0.1 What is a Metaheuristic?
Metaheuristics is a rather unfortunate1 term often used to describe a major subfield, indeed the primary subfield, of stochastic optimization. Stochastic optimization is the general class of algorithms and techniques which employ some degree of randomness to find optimal (or as optimal as possible) solutions to hard problems. Metaheuristics are the most general of these kinds of algorithms, and are applied to a very wide range of problems.
What kinds of problems? In Jacobellis v. Ohio (1964, regarding obscenity), the United States Supreme Court Justice Potter Stewart famously wrote,
I shall not today attempt further to define the kinds of material I understand to be embraced within that shorthand description; and perhaps I could never succeed in intelligibly doing so. But I know it when I see it, and the motion picture involved in this case is not that.
Metaheuristics are applied to I know it when I see it problems. They’re algorithms used to find answers to problems when you have very little to help you: you don’t know beforehand what the optimal solution looks like, you don’t know how to go about finding it in a principled way, you have very little heuristic information to go on, and brute-force search is out of the question because the space is too large. But if you’re given a candidate solution to your problem, you can test it and assess how good it is. That is, you know a good one when you see it.
For example: imagine if you’re trying to find an optimal set of robot behaviors for a soccer goalie robot. You have a simulator for the robot and can test any given robot behavior set and assign it a quality (you know a good one when you see it). And you’ve come up with a definition for what robot behavior sets look like in general. But you have no idea what the optimal behavior set is, nor even how to go about finding it.
The simplest thing you could do in this situation is Random Search: just try random behavior sets as long as you have time, and return the best one you discovered. But before you give up and start doing random search, consider the following alternative, known as Hill-Climbing. Start with a random behavior set. Then make a small, random modification to it and try the new version. If the new version is better, throw the old one away. Else throw the new version away. Now make another small, random modification to your current version (which ever one you didn’t throw away). If this newest version is better, throw away your current version, else throw away the newest version. Repeat as long as you can.
Hill-climbing is a simple metaheuristic algorithm. It exploits a heuristic belief about your space of candidate solutions which is usually true for many problems: that similar solutions tend to behave similarly (and tend to have similar quality), so small modifications will generally result in small, well-behaved changes in quality, allowing us to “climb the hill” of quality up to good solutions. This heuristic belief is one of the central defining features of metaheuristics: indeed, nearly all metaheuristics are essentially elaborate combinations of hill-climbing and random search.

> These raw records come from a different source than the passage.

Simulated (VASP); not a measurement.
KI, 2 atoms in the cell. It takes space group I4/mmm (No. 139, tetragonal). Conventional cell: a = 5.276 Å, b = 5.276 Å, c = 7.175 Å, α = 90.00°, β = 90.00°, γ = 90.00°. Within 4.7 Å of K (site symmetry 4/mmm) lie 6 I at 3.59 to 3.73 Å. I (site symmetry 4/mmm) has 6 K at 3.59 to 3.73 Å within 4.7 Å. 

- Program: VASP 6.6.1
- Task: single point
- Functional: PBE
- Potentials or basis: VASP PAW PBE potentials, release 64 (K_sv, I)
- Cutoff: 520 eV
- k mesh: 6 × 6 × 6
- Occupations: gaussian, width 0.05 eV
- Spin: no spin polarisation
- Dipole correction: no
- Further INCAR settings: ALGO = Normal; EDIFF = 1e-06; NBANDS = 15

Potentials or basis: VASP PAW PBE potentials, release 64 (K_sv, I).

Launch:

The “I know it when I see it” problems tackled by metaheuristics are a subclass of inverse problems. An inverse problem is one in which you have a test function f which takes a candidate solution and produces an assessment of it, but in which it’s difficult or impossible to construct the inverse function f−1 which takes an assessment and returns a candidate solution which would have had that assessment.2 In our example, our robot simulator and test procedure is f . But what we really want is an inverse function f−1 which takes an assessment and returns a robot behavior set. That way, if we were lucky, we could plug in the optimal assessment value into f−1 and get the optimal robot behavior set.
Optimization methods (such as metheuristics) are designed to overcome inverse problems. But many classic optimization techniques, such as Gradient Ascent (Algorithm 1) make strong assumptions about the nature of f : for example, that we also know its first derivative f ′. Metaheuristics make far weaker assumptions, and sometimes make none at all. This means that metaheuristics are very general, but also means that they’re often best thought of as last-ditch methods, used when no other known technique works. As it so happens, that’s the case for an enormous, important, and growing collection of problems.